Mom and I arrived in Kampot on Monday expecting to stay one night at a little French guest house called Les Manguiers (the mangoes), but once we set sight on our little bungalow by the river, we knew our stay would be extended. Enchanted by the view of Bokor Mountain, towering above the palm trees and peaceful river, each night we've decided we'd stay here "just one more day." Tonight will be our third.
Yesterday, we decided to explore Kampot by bike and took two of the guest house's courtesy bikes toward Phnom Chanouk, a cave in a mountain with an ancient temple inside. Our ride through the countryside was rather hot, but we were greeted by a thousand hellos as we passed by homes, restaurants and vendors selling various odds and ends.
About an hour into our trip, I managed to communicate (in Khmer!) with a woman to find out whether we were lost or still had a ways up the road to travel. It seemed, she said, we had another 7K to travel until we reached the village entrance to our destination. She was right, and we found ourselves turning off the main road onto a dirt path sweaty (dripping, rather), fatigued and a bit lost.
We cycled a bit up the dirt road to the heart of a village with the cave mountain in view just across the rice fields. When I saw a path I though would lead us to our destination, I took a turn.
We soon ended up teetering through rice paddies, trying our best not to lose our path and fall into the mucky waters. We came to a woman, presumably the paddy's tenant, who told us with a laugh that we had lost our way. Well, at least that's what I thought she said. My Khmer is still very little.
She gave us directions I had trouble following, so we left her confused and teetering on straight for their house where upon we were instructed by yelling kids with waving arms not to continue on further.
By this point we had made a spectacle of ourselves - two crazy foreign ladies trespassing on a village rice paddy, unable to speak Khmer and having lost their way.
The villagers - I'm guessing from the same family gathered around and tried to figure out what to do with us. Finally, a girl about my age hopped onto a moto and had us follow. Along the way she picked up a boy around the age of 18 (her brother?) and they led us up to the mountain near a cave, but unfortunately not the one we had just spent between three and four hours searching for.

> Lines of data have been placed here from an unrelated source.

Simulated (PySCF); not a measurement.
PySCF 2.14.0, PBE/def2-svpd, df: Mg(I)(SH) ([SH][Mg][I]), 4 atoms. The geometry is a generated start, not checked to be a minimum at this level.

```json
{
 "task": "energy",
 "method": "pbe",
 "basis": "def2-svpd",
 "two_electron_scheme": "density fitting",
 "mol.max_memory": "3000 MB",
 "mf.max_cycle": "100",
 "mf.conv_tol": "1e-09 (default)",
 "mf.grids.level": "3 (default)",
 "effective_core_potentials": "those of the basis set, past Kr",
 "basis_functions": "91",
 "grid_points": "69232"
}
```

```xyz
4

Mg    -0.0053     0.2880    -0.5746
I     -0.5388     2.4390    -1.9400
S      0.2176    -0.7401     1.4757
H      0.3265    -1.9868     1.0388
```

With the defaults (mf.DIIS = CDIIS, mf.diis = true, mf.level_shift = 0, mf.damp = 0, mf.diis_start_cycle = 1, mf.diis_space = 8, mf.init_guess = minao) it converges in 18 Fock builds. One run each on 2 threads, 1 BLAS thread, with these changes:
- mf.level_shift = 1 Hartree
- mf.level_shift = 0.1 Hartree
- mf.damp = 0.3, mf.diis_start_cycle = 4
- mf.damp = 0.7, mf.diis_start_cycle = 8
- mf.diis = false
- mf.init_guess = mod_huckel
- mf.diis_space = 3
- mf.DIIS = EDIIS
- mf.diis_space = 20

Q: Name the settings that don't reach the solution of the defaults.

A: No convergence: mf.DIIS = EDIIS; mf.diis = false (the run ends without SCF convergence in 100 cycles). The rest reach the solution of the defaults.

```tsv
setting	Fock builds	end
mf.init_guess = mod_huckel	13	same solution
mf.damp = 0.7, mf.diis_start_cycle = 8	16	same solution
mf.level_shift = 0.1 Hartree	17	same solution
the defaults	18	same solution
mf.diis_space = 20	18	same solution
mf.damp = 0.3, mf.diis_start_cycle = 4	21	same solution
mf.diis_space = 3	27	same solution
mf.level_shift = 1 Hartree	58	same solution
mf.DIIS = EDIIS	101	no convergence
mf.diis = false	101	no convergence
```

Grateful for their kindness, we decided the sun had taken a toll on us (I've got sunglasses tan lines to prove it) and needed to head back to Kampot. We wanted to pay the kids for taking on the burden of being two crazy foreigners' tour guides, but once they led us back to the main road, they zipped off without so much as a goodebye.
Luckily, once back on the main road, we hitched a ride on a tuk tuk, that might or might not have intended to take passengers. Either way we made it back to Kampot, amused by our adventure and burnt to a crisp.